It seems that it takes only the most tenuous link to reality for a film to be ‘based on a true story’. Reality has become such a marketable thing that if something real has inspired an idea, it almost immediately becomes based on a true story, or inspired by true events. I recently found out that Shia Labeouf once drove a car. That gave me the idea for a screenplay I’m developing where he drives a car that turns into a robot and this massive robot war breaks out (I know it sounds stupid, but trust me, it’ll be brilliant). Before the film starts I’ll be adding the tag ‘Based on True Events’.

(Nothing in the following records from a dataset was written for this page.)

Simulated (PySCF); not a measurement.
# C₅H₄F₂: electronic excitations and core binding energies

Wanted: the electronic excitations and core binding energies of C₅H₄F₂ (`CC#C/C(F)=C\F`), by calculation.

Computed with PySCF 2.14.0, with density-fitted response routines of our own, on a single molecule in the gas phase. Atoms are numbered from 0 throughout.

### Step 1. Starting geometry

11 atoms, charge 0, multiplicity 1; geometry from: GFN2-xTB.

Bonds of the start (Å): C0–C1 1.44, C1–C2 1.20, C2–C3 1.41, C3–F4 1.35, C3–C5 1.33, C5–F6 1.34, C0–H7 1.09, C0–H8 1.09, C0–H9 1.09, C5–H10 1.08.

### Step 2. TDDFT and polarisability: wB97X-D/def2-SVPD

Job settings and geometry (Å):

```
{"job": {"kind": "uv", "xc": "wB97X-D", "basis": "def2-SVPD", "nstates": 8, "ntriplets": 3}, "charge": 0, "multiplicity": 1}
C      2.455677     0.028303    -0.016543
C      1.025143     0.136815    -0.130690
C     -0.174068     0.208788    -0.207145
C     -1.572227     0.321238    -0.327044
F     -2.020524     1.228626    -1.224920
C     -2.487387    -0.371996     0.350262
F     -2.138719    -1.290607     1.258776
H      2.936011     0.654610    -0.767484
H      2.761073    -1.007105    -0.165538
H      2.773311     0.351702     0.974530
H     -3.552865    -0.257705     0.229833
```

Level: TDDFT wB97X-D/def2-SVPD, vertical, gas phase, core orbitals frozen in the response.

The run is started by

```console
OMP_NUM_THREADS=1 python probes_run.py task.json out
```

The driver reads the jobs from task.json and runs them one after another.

I don’t know to what extent Macabre is based on true events. When watching the film, I felt that it was most likely the real key events spiced up for the exploitation crowd. But the director states in an interview on the disc that the film is based on a very small news story, which would suggest that the film was more a work of fiction. However, his English was quite limited, and this doesn’t help to explain why the film is quite sluggishly paced and dull in places. Now, I’m not suggesting that I know more about the production of Lamberto Bava’s film than Lamberto Bava does. That’s not for me to say. That’s for you to say if that is what you think, and I imagine that is probably your conclusion. But, in fairness to him, this is the Italian’s first film, made back in 1980.
When I describe that plot of this film I’m going to be giving away one of the major plot revelations, so please be warned that a spoiler lies ahead. However, the front cover of the DVD does show this plot twist, in quite graphic detail, so it’s unlikely I’ll be ruining the surprise for anyone. In fact, and here it is, Macabre is basically known as the head in the fridge film.
Macabre is about a young mother, Jane Baker, who, bored with her quiet suburban life in New Orleans, rents a room in a local house where she meets with her lover. Her daughter Lucy feels neglected and one day when left unattended drowns her younger brother in the bath, setting it up to look like an accident. Jane’s lover rushes her home as soon as she finds out, but his driving isn’t perhaps as careful as it ought to be, and he ends up beheaded in a car accident.
Months later, Jane takes up residence in the room she has previously used for trysts with her now dead and headless lover. The buildings owner, a strange but friendly blind man, is happy of the company but soon becomes concerned about Jane’s erratic behaviour and the sinister manner in which her visiting daughter behaves. He soon finds out that the noisy sex that Jane has been having is with a couple of pillows and her dead lover’s disembodied head which she’s been keeping in the freezer (how romantic). It’s not long before a bizarre showdown, triggered by her young daughter’s decision to make them a delicious ‘head soup’ lunch, which sees a violent ‘three-for-all’ between a psychotic twelve-year-old, a deranged necrophiliac and her well-meaning blind landlord.
Macabre was released at the tail end of the Italian horror boom. As such, it sits uncomfortably with other films of the genre. It seems to be trying to take a step forward for the genre, but never quite commits and is caught in limbo. It’s trying to be a serious drama, then an erotic exploitation, then a bloody horror and then back through the loop again.
From a technical point of view, the film is fine. It’s okay to look at (it’s unfortunate for director Lamberto Bava, son of Mario Bava, that his films will always be compared to the fantastic gothic look some of his father’s films had) and the transfer on this DVD is good. The music generally works, some pieces being particularly good whilst others are terrible. The acting isn’t up to much, but it seems unnecessary to be too critical given that many other Italian horror films of this era feature the same flaw.
Macabre is not, unfortunately, a particularly good film. Reasonably well made, it’s hampered by an uneventful script that relies heavily on the impact of a few interesting scenes. It moves at a plodding pace and the pay-offs it builds up to are never worth the wait. It’s worth a watch if you’re interested in this type of film, but for the curious there are much better examples of Italian horror than this. Mark this one down as for genre fans only.
The disc is nicely laid out, with colourful menus and music that is evocative of an ’80s video release. For extra content we get the trailer and a 10-minute making of documentary. The documentary features clips and interviews with the makers of the film, including director Lamberto Bava, and also features Joe Dante offering his thoughts on the genre and Cannibal Holocaust director Ruggero Deodato. It’s a really interesting extra but is frustratingly short.